/ 4 June 2012

Shooting under fire

In focus: Cinematographer Lance Gewer and director Jon Blair.
In focus: Cinematographer Lance Gewer and director Jon Blair.

Jon Blair’s remarkable action documentary Dancing with the Devil was shot by accomplished South African cinematographer Lance Gewer. He spoke from Paris where he is working on the post-production of an international film, shot in South Africa and directed by Jan Kounen (Doberman, Coco Chanel & Igor Stravinsky).

Gewer said shooting Dancing with the Devil among the drug gangs in the favelas was an incredible experience. “The most amazing part of it was the access that Jon Blair and an Irish journalist and researcher, Tom Phillips, who has lived there for years, managed to get.” He said the crew managed to get “right into the underbelly of the society, beneath the skin, to see how this underworld worked — the interconnectedness between the gangs, preachers and cops.”

During the three-week shoot, Gewer said, the filmmakers faced constant danger and even had guns pointed at their heads. 
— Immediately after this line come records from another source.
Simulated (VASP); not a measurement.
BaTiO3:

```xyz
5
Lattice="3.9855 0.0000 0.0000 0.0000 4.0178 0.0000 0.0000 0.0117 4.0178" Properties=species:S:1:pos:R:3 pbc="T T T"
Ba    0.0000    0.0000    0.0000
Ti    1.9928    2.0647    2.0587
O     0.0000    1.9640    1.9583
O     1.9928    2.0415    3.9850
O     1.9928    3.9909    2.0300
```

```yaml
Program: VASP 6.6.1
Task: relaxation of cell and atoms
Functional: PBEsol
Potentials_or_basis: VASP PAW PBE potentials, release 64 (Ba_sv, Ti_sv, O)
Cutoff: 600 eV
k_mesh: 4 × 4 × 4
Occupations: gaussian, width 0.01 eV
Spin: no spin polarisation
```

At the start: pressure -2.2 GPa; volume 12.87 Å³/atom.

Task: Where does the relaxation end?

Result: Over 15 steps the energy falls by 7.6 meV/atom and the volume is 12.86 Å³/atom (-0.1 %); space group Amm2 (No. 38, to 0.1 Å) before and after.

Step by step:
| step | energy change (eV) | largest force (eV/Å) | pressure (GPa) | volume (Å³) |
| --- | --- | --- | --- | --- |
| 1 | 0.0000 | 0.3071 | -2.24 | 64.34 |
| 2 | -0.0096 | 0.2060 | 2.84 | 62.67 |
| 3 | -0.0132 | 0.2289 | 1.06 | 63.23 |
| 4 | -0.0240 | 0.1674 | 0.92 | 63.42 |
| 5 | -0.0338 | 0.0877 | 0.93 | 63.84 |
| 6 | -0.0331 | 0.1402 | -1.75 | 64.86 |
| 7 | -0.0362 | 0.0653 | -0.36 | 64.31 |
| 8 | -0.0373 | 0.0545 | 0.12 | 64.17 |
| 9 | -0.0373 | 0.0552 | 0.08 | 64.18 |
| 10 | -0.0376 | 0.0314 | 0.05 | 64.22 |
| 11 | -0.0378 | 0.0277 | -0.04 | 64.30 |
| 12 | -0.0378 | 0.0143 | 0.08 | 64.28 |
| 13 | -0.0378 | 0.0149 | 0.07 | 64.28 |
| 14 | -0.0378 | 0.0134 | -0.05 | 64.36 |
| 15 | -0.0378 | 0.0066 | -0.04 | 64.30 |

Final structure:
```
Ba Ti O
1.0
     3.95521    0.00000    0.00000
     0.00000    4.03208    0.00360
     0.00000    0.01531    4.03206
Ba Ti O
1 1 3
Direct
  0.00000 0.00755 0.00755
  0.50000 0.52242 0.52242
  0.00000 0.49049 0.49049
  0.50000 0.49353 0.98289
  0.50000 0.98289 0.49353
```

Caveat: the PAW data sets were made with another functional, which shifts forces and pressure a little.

“A cop was hit by a sniper right next to me in a raid. In the favela cops are not allowed. If a cop enters the favela, he dies. So we went on many raids, in thousands, with ­Special Forces, cops, the army and the paramilitary.

“It was during election time and it was like a military operation. I was even leopard-crawling. Every alley you passed was a danger point. It was bizarre. I was wearing full metal protection, hats and everything, in the Brazilian heat. It was war.”

The film deals with the continuing conflict between the law enforcement forces and the drug cartels, and with a preacher, Dione dos ­Santos, who has made it his mission to try to resolve some of the decades-long conflicts.

Gewer said his work as director of photography did not merely involve shooting the movie. To gain access to the images he needed he had to win over people’s hearts. He cut his hair to look respectable and on occasion hung out with one of Rio’s most feared drug lords, Spiderman. On one excursion the dealer drove Gewer at breakneck speed along the pavement between lampposts and buildings.

He also became so close to Dos Santos that the pastor gave him a Bible that had been in his family for decades.

About Blair, the director who will visit South Africa for the Encounters documentary festival this month, Gewer said: “There was an incredible tension while we were working and I think Jon has a way of handling it all in a caring, sensitive, responsible, mature way. He tells the story in a way that doesn’t abuse his privilege and gives people the right to show their humanity, no matter who they are.”

Gewer was also the cinema­tographer on the Oscar-winning film Tsotsi, the current release Otelo Burning and two previous documentaries for Blair.